David Portabella David Portabella - 2 months ago 15
Scala Question

Query a MySQL Database from Spark

I am currently querying a MySQL from Spark as follows:

val sqlContext = new SQLContext(sc)

val dataframe_mysql = sqlContext
.read.format("jdbc").option("driver", "com.mysql.jdbc.Driver")
.option("url", url)
.option("dbtable", "MyTable")
.option("user", "MyUser").option("password", "MyPwd")
.load()

dataframe_mysql.registerTempTable("MyTable")

val lastNames = dataframe_mysql.sqlContext.sql("select lastName from MyTable")


But this loads all the columns from the
MyTable
, and I don't need that (I only need the
lastName
column). (moreover, I need a sql join query, and I don't want to load everything into Spark).

How can I replace the
option("dbtable", "MyTable")
line to specify a SQL query instead of a table?
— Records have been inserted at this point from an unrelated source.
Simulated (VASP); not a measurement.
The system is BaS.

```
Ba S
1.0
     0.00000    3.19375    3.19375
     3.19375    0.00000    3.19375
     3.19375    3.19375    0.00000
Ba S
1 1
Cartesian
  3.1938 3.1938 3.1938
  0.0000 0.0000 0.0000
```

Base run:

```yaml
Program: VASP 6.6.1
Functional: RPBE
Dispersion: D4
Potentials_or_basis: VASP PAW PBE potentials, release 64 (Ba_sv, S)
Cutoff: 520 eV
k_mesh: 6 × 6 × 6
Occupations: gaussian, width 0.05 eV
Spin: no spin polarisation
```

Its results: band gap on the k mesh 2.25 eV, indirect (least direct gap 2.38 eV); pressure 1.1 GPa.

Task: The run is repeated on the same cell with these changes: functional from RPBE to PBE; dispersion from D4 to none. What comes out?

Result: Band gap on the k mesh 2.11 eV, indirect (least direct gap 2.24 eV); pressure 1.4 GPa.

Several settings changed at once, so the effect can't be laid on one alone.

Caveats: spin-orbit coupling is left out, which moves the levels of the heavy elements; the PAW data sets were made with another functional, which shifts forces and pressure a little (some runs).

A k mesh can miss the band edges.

I have tried querying with
.option("dbtable", "select lastName from MyTable")
(as I read somewhere), but this fails with :

MySQLSyntaxErrorException: select lastName from MyTable WHERE 1=0

Answer

What you have read is correct, you'll need to pass the query with pushdown predicates as an option.

MySQL expects here a aliased table or the table fullname :

// without pushdown predicates
.option("dbtable", "MyTable")

// with pushdown predicates
.option("dbtable", "(select lastName from MyTable) as T")

So you are actually looking to use the later query.

Note: T can be anything here.